## Section: New Results

### Compilation and Synthesis for Reconfigurable Platform

#### Compile Time Simplification of Sparse Matrix Code Dependences

Participant : Tomofumi Yuki.

Analyzing array-based computations to determine data dependences is useful for many applications including automatic parallelization, race detection, computation and communication overlap, verification, and shape analysis. For sparse matrix codes, array data dependence analysis is made more difficult by the use of index arrays that make it possible to store only the nonzero entries of the matrix (e.g., in $A\left[B\right[i\left]\right]$, $B$ is an index array). Here, dependence analysis is often stymied by such indirect array accesses due to the values of the index array not being available at compile time. Consequently, many dependences cannot be proven unsatisfiable or determined until runtime. Nonetheless, index arrays in sparse matrix codes often have properties such as monotonicity of index array elements that can be exploited to reduce the amount of runtime analysis needed. In this work, we contribute a formulation of array data dependence analysis that includes encoding index array properties as universally quantified constraints. This makes it possible to leverage existing SMT solvers to determine whether such dependences are unsatisfiable and significantly reduces the number of dependences that require runtime analysis in a set of eight sparse matrix kernels. Another contribution is an algorithm for simplifying the remaining satisfiable data dependences by discovering equalities and/or subset relationships. These simplifications are essential to make a runtime-inspection-based approach feasible.
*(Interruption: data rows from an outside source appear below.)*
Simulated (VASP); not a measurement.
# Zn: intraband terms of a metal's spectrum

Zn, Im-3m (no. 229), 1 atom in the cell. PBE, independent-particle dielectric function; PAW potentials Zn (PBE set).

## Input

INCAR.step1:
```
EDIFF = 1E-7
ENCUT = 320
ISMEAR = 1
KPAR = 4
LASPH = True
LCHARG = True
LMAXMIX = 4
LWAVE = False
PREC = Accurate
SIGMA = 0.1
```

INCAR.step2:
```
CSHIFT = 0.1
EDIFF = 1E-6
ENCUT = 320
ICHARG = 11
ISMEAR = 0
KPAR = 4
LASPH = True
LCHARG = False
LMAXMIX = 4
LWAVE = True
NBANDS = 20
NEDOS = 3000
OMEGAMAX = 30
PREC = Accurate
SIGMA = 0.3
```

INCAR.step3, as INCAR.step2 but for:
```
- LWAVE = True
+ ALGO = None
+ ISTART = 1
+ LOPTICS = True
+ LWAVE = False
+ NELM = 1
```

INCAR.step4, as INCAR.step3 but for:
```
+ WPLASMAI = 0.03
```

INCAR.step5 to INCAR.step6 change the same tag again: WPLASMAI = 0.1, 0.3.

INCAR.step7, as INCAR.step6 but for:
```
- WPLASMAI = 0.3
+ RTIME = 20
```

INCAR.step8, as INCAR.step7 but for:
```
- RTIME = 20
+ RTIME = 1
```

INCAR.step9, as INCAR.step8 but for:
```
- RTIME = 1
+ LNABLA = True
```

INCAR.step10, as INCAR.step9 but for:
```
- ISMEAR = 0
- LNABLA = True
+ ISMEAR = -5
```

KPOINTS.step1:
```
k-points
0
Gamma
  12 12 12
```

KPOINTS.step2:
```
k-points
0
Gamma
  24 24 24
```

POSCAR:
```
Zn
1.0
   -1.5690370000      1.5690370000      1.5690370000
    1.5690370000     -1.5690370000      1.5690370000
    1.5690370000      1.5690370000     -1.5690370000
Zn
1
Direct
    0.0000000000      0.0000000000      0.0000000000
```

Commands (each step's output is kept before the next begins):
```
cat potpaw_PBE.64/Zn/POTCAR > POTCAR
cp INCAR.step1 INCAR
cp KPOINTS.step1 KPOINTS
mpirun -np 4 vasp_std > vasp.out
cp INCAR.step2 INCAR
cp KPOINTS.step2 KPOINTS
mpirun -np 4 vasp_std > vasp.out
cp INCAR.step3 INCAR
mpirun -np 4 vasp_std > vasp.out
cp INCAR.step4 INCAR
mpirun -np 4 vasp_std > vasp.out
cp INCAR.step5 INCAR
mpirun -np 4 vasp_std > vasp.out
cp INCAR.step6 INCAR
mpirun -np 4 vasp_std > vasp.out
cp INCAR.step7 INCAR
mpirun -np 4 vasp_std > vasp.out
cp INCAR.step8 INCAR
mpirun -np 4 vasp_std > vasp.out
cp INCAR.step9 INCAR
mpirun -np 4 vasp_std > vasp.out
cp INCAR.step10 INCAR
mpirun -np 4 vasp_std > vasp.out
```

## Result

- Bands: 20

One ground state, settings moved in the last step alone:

#### Automatic Parallelization Techniques for Time-Critical Systems

Participants : Steven Derrien, Mickael Dardaillon.

Real-time systems are ubiquitous, and many of them play an important role in our daily life. In hard real-time systems, computing the correct results is not the only requirement. In addition, the results must be produced within pre-determined timing constraints, typically deadlines. To obtain strong guarantees on the system temporal behavior, designers must compute upper bounds of the Worst-Case Execution Times (WCET) of the tasks composing the system.
WCET analysis is confronted with two challenges: (i) extracting knowledge of the execution flow of an application from its machine code, and (ii) modeling the temporal behavior of the target platform. Multi-core platforms make the latter issue even more challenging, as interference caused by concurrent accesses to shared resources have also to be modeled.
Accurate WCET analysis is facilitated by *predictable* hardware architectures. For example, platforms using ScratchPad Memories (SPMs) instead of caches are considered as more predictable. However SPM management is left to the programmer-managed, making them very difficult to use, especially when combined with complex loop transformations needed to enable task level parallelization.
Many researches have studied how to combine automatic SPM management with loop parallelization at the compiler level.
It has been shown that impressive average-case performance improvements could be obtained on compute intensive kernels, but their ability to reduce WCET estimates remains to be demonstrated, as the transformed code does not lend itself well to WCET analysis.

In the context of the ARGO project, and in collaboration with members of the PACAP team, we have studied how parallelizing compilers techniques should be revisited in order to help WCET analysis tools. More precisely, we have demonstrated the ability of polyhedral optimization techniques to reduce WCET estimates in the case of sequential codes, with a focus on locality improvement and array contraction. We have shown on representative real-time image processing use cases that they could bring significant improvements of WCET estimates (up to 40%) provided that the WCET analysis process is guided with automatically generated flow annotations [34]. Our current research direction aims [41] at studying the impact of compiler optimization on WCET estimates, and develop specific WCET aware compiler optimization flows. More specifically, we explore the use of iterative compilation (WCET-directed program optimization to explore the optimization space), with the objective to (i) allow flow facts to be automatically found and (ii) select optimizations that result in the lowest WCET estimates. We also explore to which extent code outlining helps, by allowing the selection of different optimization options for different code snippets of the application.

#### Design of High Throughput Mathematical Function Evaluators

Participant : Silviu Ioan Filip.

The evaluation of mathematical functions is a core component in many computing applications and has been a core topic in computer arithmetic since the inception of the field. In [28], we proposed an automatic method for the evaluation of functions via polynomial or rational approximations and its hardware implementation, on FPGAs. These approximations are evaluated using Ercegovac's iterative E-method adapted for FPGA implementation. The polynomial and rational function coefficients are optimized such that they satisfy the constraints of the E-method. It allows for an effective way to perform design space exploration when targeting high throughput.

#### Robust Tools for Computing Rational Chebyshev Approximations

Participant : Silviu Ioan Filip.

Rational functions are useful in a plethora of applications, including digital signal processing and model order reduction. They are nevertheless known to be much harder to work with in a numerical context than other, potentially less expressive families of approximating functions, like polynomials. In [19] we have proposed the use of a numerically robust way of representing rational functions, the barycentric form (*i.e.,* a ratio of partial fractions sharing the same poles). We use this form to develop scalable iterative algorithms for computing rational approximations to functions which minimize the uniform norm error. Our results are shown to significantly outperform previous state of the art approaches.